Improving the design of teacher evaluation systems

Editor’s Note:
This post originally appeared on U.S. News and World Report’s

Knowledge Bank


Weeks ago, researchers Matthew Kraft and Allison Gilmour released a new study demonstrating the “Widget Effect” is alive and well in our schools. Their study is a re-examination of TNTP’s influential 2009 study that coined the phrase, referring to the tendency to treat teachers as interchangeable widgets when they are known not to be.

The original study highlighted the disconnect between how education leaders and administrators perceive the effectiveness of the teacher workforce – with significant shares of both high and low performers – and the actual distribution of teacher ratings, which rated over 99 percent of teachers as effective or better.

Kraft and Gilmour’s new release is a needed update, as states have seen a flurry of legislation in the intervening years focused on revamping teacher evaluations. Yet, even with the updated evaluation systems, the new study only finds modest changes in the number of teachers rated effective or better (now 97 percent).

It is tempting to look at the tenacity of this Lake Wobegon effect and find fault with actors in the system somewhere. Indeed, Kraft and Gilmour conducted interviews with principals and identified several reasons for going soft on low-performing teachers, including time constraints, a reluctance to harm morale and personal discomfort. Yet, according to the study, principals’ tendency to tread lightly for some teachers does not appear to explain much of the gap between perception and ratings.

I argue that no small part of the gap still unexplained in the Kraft and Gilmour study is likely due to the actual design of the evaluation systems. Based on my prior work in teacher evaluation systems, both theoretical and in consultation for actual systems, I have found that systems’ designs commonly work in several ways that may end up undermining their purpose.

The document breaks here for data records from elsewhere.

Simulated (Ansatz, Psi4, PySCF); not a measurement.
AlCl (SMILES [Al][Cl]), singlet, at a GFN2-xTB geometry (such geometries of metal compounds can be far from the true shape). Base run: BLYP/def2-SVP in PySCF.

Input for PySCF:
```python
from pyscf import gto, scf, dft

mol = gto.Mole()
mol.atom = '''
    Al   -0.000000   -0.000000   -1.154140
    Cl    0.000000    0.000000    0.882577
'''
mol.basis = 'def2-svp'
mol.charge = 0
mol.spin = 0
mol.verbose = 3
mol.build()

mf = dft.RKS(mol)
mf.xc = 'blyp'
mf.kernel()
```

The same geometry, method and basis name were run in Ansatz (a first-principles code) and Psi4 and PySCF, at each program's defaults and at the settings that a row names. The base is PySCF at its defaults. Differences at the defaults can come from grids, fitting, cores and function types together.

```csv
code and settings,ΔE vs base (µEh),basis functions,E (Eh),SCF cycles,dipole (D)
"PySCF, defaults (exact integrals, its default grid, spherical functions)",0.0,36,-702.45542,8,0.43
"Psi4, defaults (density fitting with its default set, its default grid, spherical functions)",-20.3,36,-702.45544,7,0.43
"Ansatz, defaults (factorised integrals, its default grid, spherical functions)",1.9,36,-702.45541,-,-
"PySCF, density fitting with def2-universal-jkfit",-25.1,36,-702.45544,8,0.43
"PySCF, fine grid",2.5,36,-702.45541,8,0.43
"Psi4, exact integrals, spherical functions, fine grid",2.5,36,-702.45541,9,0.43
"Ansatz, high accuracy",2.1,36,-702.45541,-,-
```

Where evaluations are intended to separate out high and low performers (and perhaps several shades in between), systems’ designs aggregate disparate measures in unintuitive ways and mask over underlying variations between individuals. No doubt many of these design features were intended to hone in on effectiveness using what is a relatively subjective evaluation process, but I personally have been surprised at how much a difference some of these seemingly innocuous design decisions can make. Let me briefly describe three features that seem innocent in theory, but could end up severely reducing much of the desired variation in an educator evaluation system.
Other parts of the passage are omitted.